What are the support and resistance?
When the price of an instrument reaches a level where supply overtakes demand, a rise in price will hit the ceiling and begin to fall. A high in the price is left, and resistance is created.
When an instrument sees demand become greater than supply, this creates a floor in the price, and it will begin to rise. A low is produced, and support is formed.
Figure 1: Support and Resistance
As you can see in the above illustration, the lows in price act as support, while the highs indicate resistance. Support shows the levels at which traders are willing to buy, while resistances are the levels at which traders are looking to sell.
These support and resistance levels are significant in terms of market psychology and are the graphical illustration of supply and demand.
In the illustration above, you can also see a break above resistance which then becomes a new level of support.

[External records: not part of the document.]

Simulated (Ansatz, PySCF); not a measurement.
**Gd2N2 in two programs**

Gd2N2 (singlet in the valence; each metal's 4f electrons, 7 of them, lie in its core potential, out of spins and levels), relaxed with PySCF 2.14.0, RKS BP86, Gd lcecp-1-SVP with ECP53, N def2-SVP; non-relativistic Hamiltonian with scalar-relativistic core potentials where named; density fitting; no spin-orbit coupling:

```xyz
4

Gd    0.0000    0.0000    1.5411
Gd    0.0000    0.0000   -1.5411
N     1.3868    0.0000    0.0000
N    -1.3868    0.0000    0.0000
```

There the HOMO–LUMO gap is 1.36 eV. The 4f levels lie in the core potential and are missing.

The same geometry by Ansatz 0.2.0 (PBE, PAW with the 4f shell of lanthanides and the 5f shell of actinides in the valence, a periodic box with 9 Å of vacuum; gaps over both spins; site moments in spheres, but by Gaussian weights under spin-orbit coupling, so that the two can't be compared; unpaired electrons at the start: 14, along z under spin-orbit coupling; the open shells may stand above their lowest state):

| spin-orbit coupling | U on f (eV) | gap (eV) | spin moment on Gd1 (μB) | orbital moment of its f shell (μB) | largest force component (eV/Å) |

Old support becomes new resistance and vice versa
Once these levels have been broken, supply and demand and the psychology behind the price movement will both be thought to have shifted. Subsequently, new levels of support and resistance will be established. In this way, once a resistance or support level is broken, its role often becomes reversed.
If the price falls below a support level, that level will become a basis of resistance. If the price rises above a resistance level, it will become a basis of support.
For a true reversal to occur, it is important that the price makes a strong move through either the support or resistance.
Often there can be a pullback to the break level, before continuing in the direction of the break.
Figure 2: Old support becomes new resistance, and vice versa
Trading with Support and Resistance
Analysis of support and resistance is an important part of trend analysis that you can use to inform trading decisions and identify when a trend could be reversing.
For example, if you’re looking to trade long, you can try to identify where important support levels are holding and use them as entry points for trades. Furthermore, if you then identify a level of resistance that has been tested several times but never broken, you might decide to close the position as the price moves toward this level again.
The assessment would be that the market is finding it difficult to breach the resistance, and with upside being limited, the probability of another move back lower is elevated. Traders often use key support levels as a basis for their stop-losses on long positions.
If you’re trading short, you could look at key resistance levels as entry points, and support for potential targets/profit-triggers.
On the chart of USD/JPY shown above, throughout Q2 2019 into Q3, old support levels became the basis of resistance as rallies failed at lower levels, and were sold into. However, market sentiment shifted in September 2019 and this would have resulted in short positions being stopped out.